- Author: Kathy Keatley Garvey
On Sept. 6, 2016, it happened.
A monarch fluttered into our pollinator garden in Vacaville and touched down on a Mexican sunflower, Tithonia rotundifola.
It wasn't just "any ol' monarch"--if there's ever such a thing as "any ol' monarch."
This one, tagged with my alma mater, Washington State University, came from Ashland, Ore., as part of a migratory monarch research project launched by entomologist David James.
The tag's serial number read “Monarch@wsu.edu A6093.” It hung around for about five hours and then left.
James, an associate professor at Washington State University, studies the migration routes and overwintering sites of the Pacific Northwest Monarch population, which overwinter primarily in coastal California. (Access his Facebook page, Monarch Butterflies in the Pacific Northwest, for his latest research.)
When we emailed him, we learned that citizen scientist Steven Johnson of Ashland tagged and released the monarch on Sunday, Aug. 28.

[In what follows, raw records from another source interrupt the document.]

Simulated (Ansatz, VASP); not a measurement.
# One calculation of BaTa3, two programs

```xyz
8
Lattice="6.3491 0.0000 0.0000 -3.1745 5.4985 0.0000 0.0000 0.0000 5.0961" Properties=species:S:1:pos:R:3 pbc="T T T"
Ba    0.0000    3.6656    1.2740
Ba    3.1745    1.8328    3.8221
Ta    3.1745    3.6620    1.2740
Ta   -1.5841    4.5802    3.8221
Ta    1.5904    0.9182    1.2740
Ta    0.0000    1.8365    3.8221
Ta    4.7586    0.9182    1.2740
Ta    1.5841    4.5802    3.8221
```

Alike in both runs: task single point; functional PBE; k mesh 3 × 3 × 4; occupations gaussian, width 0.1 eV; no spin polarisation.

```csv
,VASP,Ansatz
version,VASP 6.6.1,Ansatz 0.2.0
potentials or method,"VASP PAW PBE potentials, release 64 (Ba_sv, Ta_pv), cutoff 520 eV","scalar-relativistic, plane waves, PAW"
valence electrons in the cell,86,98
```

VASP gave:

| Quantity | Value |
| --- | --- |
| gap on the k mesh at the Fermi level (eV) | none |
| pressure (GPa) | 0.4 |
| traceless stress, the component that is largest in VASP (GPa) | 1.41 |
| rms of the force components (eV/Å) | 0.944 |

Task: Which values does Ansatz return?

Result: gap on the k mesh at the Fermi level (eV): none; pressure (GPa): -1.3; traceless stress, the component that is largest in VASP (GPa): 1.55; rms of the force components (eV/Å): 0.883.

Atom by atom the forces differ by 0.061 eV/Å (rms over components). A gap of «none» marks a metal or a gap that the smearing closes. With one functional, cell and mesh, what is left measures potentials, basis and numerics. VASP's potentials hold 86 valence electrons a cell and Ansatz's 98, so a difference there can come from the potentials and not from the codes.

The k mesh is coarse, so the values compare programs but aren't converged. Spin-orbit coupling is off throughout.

"So, assuming it didn't travel much on the day you saw it, it flew 285 miles in 7 days or about 40.7 miles per day," James told us. "Pretty amazing. So, I doubt he broke his journey for much more than the five hours you watched him--he could be 100 miles further south by now."
Repeat: 285 miles in 7 days, or 40.7 miles per day. Incredible.
Fast forward to today. It's the anniversary of the sighting of A6093.
Any sightings today? Not. A. Single. One.
And not a single sighting of a tagged monarch since Sept. 6, 2016.